Fifth Third Targets 19% ROTCE Following Comerica Merger
The combined entity expects to reach an efficiency ratio in the low-to-mid 50s by 2027 following a $10.9 billion acquisition [16][19].
Fifth Third Bancorp (FITB), a regional banking leader, is pivoting toward a larger scale following the approved merger with Comerica. The transaction, approved by shareholders in January 2026, is expected to close in the first quarter of 2026. The combined entity will become the ninth largest U.S. bank by assets, with a total asset base of approximately $290 billion.
The acquisition was valued at $10.9 billion in an all-stock transaction. Under the terms of the deal, Comerica stockholders will receive a fixed exchange ratio of 1.8663 Fifth Third shares for each share of Comerica.

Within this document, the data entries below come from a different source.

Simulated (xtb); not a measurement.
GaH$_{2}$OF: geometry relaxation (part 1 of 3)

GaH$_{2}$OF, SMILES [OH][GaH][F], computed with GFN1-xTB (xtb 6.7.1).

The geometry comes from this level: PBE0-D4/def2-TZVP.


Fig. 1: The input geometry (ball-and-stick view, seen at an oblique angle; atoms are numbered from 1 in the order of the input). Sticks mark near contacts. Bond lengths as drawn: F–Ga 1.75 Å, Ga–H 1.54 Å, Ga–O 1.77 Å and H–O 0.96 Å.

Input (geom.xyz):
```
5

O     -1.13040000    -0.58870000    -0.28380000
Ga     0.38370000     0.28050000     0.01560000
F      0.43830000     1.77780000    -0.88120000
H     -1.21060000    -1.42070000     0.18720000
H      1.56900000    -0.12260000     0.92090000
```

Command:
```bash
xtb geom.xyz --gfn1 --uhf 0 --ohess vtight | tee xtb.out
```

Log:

Management is leveraging the merger to drive significant operational leverage. The bank expects to generate $850 million in pre-tax expense synergies, which represents 35% of Comerica's projected noninterest expense base.
These cost reductions are central to the bank's pro forma projections for 2027. Fifth Third targets an efficiency ratio in the low-to-mid 50s, representing an improvement of more than 200 bps compared to 2025 last-twelve-month pro forma levels.
Profitability metrics are expected to climb in tandem with the efficiency gains. The bank projects a return on tangible common equity (ROTCE) of 19% or higher by 2027, a move that would mark a 200+ bps improvement over 2025 levels.
In a separate corporate move, Fifth Third announced it will transfer its common stock listing from Nasdaq to the New York Stock Exchange, effective June 12, 2026.